Rural Child Poverty Chart Gallery

Note: Updates to this data product are discontinued. Over 1 in 4 rural children are living in families that are poor, according to the official poverty measure, up from 1 in 5 in 1999, but this change was uneven across the rural landscape. Counties with high vulnerability to child poverty, those with both low young adult education levels and high proportions of children in single-parent families, were generally the most hard-hit by the recession of the past decade and experienced substantial increases in their already high child poverty rates. Along with the recession, an increase in rural children in single-parent households, continuing from the 1990s, was a major contributor to the rise in child poverty after 2000. Three factors that shape the geography of high and increasing rural child poverty are explored below: economic conditions, young adult education levels, and family structure. This collection of maps complements the July 2015 Amber Waves feature, Understanding the Geography of Growth in Rural Child Poverty.

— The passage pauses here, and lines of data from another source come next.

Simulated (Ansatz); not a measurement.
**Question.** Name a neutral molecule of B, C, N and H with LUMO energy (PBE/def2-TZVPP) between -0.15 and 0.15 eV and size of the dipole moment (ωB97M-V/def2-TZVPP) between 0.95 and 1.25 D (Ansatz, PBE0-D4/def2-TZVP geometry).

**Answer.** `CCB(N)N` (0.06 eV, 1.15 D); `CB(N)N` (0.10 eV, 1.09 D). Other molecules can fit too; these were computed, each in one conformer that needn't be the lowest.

Economic conditions, marked by recession, had highly uneven impacts across rural areas

The first factor, the economic conditions of the period, was most marked by the severe recession of 2007-09, but involved highly uneven impacts across rural areas and over time. After booming in the 1990s, rural manufacturing jobs began to disappear at the beginning of the 2000s, a trend that accelerated with the recession. While many local economies dependent on manufacturing had severe setbacks, other rural areas experienced booms in oil and gas mining and never felt the recession.?In general, rural counties with severe recession had much higher average child poverty rates in 2009-13 (31 percent) than they had in 1999 (22 percent). Counties largely immune from the recession, with growth in both employment and earnings, did not, however, have a corresponding decline in child poverty, which remained at 20 percent for the period. These?results are similar to the results for the generally prosperous farm and mining counties in suggesting that economic growth itself was largely unable to reduce child poverty over the past decade.